President Nazarbayev signed into law amendments to five legal codes and 19 laws on counterterrorism and extremism on December 22, 2016. Some of the amendments provide additional powers to security and law enforcement bodies, including simplifying procedures for conducting special search operations, granting security agencies increased control of visas and residency permits, and limiting the use of encrypted communications. Almost a fifth of the amendments simply add two years to sentencing rules in the criminal code. The amendments broadened restrictions on gun ownership and increased liability for gun store owners. An analysis from the Organization for Security and Cooperation in Europe's Office of Democratic Institutions and Human Rights, requested by the Parliament during discussion on the amendments, noted Kazakhstan's broad and vague legal definitions of extremism, which the new legislation failed to clarify, could lead to the arrest and prosecution for offenses not considered criminal by international standards. Local analysts criticized amendments that required homeowners to register guests who stay more than 10 days and a provision giving the government an internet and mobile phone network "kill switch" in the event of an "emergency," defined as everything from terrorist attacks to unapproved public rallies. Other amendments require government approval for production and dissemination of all religious literature and informational material and narrowed the personal use exemption for imported religious materials. They also call on Ministry of Religious and Civil Society Affairs to regulate religious tourism and oversee participation in the Hajj.

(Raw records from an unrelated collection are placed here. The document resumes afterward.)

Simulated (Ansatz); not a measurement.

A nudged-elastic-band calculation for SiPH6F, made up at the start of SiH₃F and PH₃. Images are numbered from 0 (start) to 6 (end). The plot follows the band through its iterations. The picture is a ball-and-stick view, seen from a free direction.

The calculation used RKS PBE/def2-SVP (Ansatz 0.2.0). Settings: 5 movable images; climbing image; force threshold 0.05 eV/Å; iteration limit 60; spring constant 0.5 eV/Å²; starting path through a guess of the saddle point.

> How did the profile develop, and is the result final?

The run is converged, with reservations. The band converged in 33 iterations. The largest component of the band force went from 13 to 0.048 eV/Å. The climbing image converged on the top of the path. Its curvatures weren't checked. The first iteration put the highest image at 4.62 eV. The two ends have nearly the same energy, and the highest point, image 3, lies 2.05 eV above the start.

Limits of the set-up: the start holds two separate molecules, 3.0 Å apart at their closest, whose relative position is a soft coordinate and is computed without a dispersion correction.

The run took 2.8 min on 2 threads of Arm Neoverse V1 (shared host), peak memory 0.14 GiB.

Law enforcement units demonstrated a strong capacity to detect, deter, and respond to terrorist incidents. The government responded to both attacks in 2016 quickly and prioritized protection of civilians in efforts to arrest the attackers. The government's counterterrorism plan allowed for enhanced interagency cooperation, coordination, and information sharing, but the extent to which this actually occurred remained unknown. There were four special counterterrorism detachments under the Ministry of Internal Affairs, and one under the KNB. In advance of EXPO 2017 in Astana, security services have bolstered resources and capacity to protect soft targets.

Kazakhstan's Border Guard Service (BGS), part of the KNB, uses specialized passport control equipment, allowing officers to check for fraudulent documents. BGS officers received training by the State Department's Export Control and Related Border Security program to identify traffickers and terrorists, as well as K-9 unit training for counterterrorism operations. Kazakhstan remained a partner nation in the Department of State's Antiterrorism Assistance program. In recent years, Kazakhstan has strengthened security on its southern border by adding radar systems, inspection equipment and vehicles, and specialized mobile inspection groups. The government proactively worked to prevent Kazakhstanis from traveling to fight abroad in Syria and Iraq, although authorities did not release specific numbers of total fighters it arrested in 2016.

Courts delivered numerous sentences for promotion of "extremism" and terrorism, militant activities in Syria, and recruitment and plotting terrorist acts. While the government does not release annual statistics of counterterrorism-related arrests, the deputy chairman of the KNB told Parliament in September the government had thwarted 64 terrorist plots in the past five years and convicted 445 terrorists, including 33 who had returned from conflict zones.

Countering the Financing of Terrorism: Kazakhstan belongs to the Eurasian Group on Combating Money Laundering and Financing of Terrorism (EAG), a Financial Action Task Force (FATF)-style regional body. Kazakhstan's unregulated financial sector is relatively small. In 2016, Kazakhstan made improvements in compliance with FATF standards for the criminalization of money laundering and terrorist financing and was removed from the EAG's "enhanced monitoring procedures" list.

The government has passed legislation that criminalizes terrorist financing in accordance with international standards, mandating financial institutions to freeze known terrorist assets without delay. Kazakhstan's legal and regulatory framework does not explicitly detail freezing procedures for financial institutions.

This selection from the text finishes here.